19
Nov/17

RED ROSES, GREEN GOLD

19
Nov/17
(photo by Chad Batka)

Red Roses, Green Gold features fun interpretations of Grateful Dead songs (photo by Chad Batka)

Minetta Lane Theatre
18 Minetta Lane between MacDougal St. & Sixth Ave.
Tuesday – Sunday through January 7, $57-$124
redrosesgreengold.com
minettalanenyc.com

Deadheads are in for a musical treat with Red Roses, Green Gold, a reworking of Michael Norman Mann’s 1998 show, Cumberland Blues. The songs, primarily by Robert Hunter and Jerry Garcia from the classic Grateful Dead period of the early 1970s, are performed with care and flair by a fun troupe and arranged by Furthur and Dead & Co. veteran guitarist Jeff Chimenti. However, there’s no one at the wheel driving the train wreck of a story, no matter how tongue in cheek it might think it is. Running at the Minetta Lane Theatre through January 7, the musical is set in the 1920s at the Palace Saloon and Mining Company, a tumbledown spot won long ago in a card game by Jackson Jones (Scott Wakefield), who has failed to keep up with the bills and is now facing eviction. Evil drummer Jessup McElroy (Michael McCoy Reilly) and his dimwitted brother, Dudley (bassist and pianist Brian Russell Carey), want the Palace back, but Jackson is not about to let them take it away from him, although he has no legitimate master plan. Offering their support are Jackson’s girlfriend, Glendine (pianist and bassist Maggie Hollinbeck), who is afraid to say, “I love you”; his doomsayer of a daughter, Melinda (Natalie Storrs); Melinda’s childhood friend, Liam Alexander (David Park), now a lawyer; his gadabout son, the hirsute Mick (guitarist Michael Viruet), who seems to have escaped from a road version of Hair; and Bertha Marie (Debbie Christine Tjong), who Mick leaves at the altar. (Yes, there are plenty of inside references to Grateful Dead characters and situations.)

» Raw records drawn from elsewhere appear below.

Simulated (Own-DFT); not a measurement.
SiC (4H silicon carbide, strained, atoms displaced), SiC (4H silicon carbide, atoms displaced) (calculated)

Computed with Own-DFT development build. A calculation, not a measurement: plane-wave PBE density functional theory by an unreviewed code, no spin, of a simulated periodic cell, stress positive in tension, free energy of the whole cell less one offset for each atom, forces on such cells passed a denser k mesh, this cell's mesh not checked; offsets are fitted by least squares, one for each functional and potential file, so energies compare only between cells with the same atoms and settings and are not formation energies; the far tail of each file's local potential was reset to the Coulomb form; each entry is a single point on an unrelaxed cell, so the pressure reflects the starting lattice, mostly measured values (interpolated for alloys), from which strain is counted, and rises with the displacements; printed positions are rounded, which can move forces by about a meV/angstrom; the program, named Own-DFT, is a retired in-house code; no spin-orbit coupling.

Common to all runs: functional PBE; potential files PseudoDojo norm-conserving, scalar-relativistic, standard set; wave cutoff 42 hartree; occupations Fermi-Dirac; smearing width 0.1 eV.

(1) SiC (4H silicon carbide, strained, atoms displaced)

All of the actors sing and dance and/or play instruments well enough to satisfy the GD faithful, encouraging participation; there’s also an area where audience members can get up and boogie down. The silly script is just an excuse to present such songs as “Friend of the Devil,” “Truckin’,” “Ripple,” “Wheel,” and “Deal,” with director and choreographer Rachel Klein (More Than All the World) at her best when she cuts loose with “Bertha” or slows things down with beautiful renditions of “Box of Rain” by Park and Storrs and “Brokedown Palace” by Hollinbeck and Storrs. The wood-laden set by Robert Andrew Kovach is appropriate, featuring occasional projections by Brad Peterson that are often hard to make out. Most of the cast play it too far over the top, beginning with Wakefield’s slick and confident Jackson, who knows more than he’s telling. The script could use significant tightening, including getting the show down to about ninety minutes without a break instead of two hours and ten minutes with intermission and encore. Grateful Dead fans, a group that includes me, are a forgiving lot when it comes to the band meandering during a long, strange solo or riding off the tracks on certain tunes, but the theater crowd is not so merciful. But as Jerry famously sang, “Let there be songs / to fill the air.”